Then \(\text{prox}_f(x)\) is \([x - \lambda]_+\).

This is one-sided soft-thresholding.

Proof

Note that \(f\) is differentiable for \(x > 0\). \(\text{prox}_f(x)\) is the minimizer of the function

\[\begin{split}g(u) = \begin{cases} g_1(u) & u \geq 0 \\ \infty & u < 0 \end{cases}\end{split}\]

where

\[g_1(u) = \lambda u + \frac{1}{2} (u - x)^2.\]

\(g\) is a proper, convex and closed function. \(g\) is differentiable for \(u > 0\) with \(g'(u) = g_1'(u)\) for \(u > 0\). The only point where \(g\) is non-differentiable is \(u = 0\) in the domain of \(g\) which is \(u \geq 0\).

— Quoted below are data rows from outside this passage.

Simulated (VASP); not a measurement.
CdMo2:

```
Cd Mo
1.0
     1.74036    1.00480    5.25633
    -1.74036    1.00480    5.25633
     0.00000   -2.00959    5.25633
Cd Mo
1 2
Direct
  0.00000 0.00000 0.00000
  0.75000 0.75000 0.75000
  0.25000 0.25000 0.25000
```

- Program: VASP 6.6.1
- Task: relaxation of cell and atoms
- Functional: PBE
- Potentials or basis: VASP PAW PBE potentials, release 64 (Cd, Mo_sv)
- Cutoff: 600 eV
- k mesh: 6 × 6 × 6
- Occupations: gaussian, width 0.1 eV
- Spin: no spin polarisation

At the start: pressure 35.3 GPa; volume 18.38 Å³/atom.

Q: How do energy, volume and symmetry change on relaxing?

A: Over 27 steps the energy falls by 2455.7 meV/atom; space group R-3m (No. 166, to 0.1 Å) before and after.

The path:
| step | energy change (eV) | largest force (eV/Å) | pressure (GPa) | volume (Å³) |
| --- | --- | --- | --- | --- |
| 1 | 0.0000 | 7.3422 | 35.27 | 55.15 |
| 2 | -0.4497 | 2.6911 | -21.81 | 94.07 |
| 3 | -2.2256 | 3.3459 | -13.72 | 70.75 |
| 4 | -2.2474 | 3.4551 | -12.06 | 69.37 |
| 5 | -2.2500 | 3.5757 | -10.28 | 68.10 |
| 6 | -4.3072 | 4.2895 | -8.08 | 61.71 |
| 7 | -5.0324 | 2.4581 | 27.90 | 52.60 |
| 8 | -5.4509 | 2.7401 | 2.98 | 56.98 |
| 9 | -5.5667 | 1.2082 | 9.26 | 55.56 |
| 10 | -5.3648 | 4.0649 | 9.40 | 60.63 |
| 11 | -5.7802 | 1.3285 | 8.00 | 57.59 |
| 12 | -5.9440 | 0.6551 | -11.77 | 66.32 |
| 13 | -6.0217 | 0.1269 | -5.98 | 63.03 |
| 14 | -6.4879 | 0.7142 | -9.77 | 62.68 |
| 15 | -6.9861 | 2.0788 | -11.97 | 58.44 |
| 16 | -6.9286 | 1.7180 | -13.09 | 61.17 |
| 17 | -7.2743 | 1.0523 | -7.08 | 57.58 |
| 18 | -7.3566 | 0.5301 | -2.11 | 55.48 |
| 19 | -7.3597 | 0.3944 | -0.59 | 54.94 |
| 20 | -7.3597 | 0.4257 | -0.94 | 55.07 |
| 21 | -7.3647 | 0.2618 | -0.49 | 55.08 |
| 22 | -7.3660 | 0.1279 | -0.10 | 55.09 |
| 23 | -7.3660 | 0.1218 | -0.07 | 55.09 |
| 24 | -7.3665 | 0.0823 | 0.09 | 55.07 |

If \(g'(u) = 0\), then \(u\) is a minimizer of \(g\) (since it is a convex function).

\(g_1'(u) = 0\) iff \(u = x - \lambda\). If \(x > \lambda\), then \(g'(x-\lambda) = g_1'(x-\lambda) = 0\). Thus, \(\text{prox}_f(x) = x - \lambda\) for \(x > \lambda\).

Now if \(x \leq \lambda\), the \(g'(u)\) is never 0 wherever \(g\) is differentiable. Since a minimum of \(g\) exists, it must be attained at a point of non-differentiability. The only point of non-differentiability is \(u = 0\). Thus, \(\text{prox}_f(x) = 0\) for \(x \leq \lambda\).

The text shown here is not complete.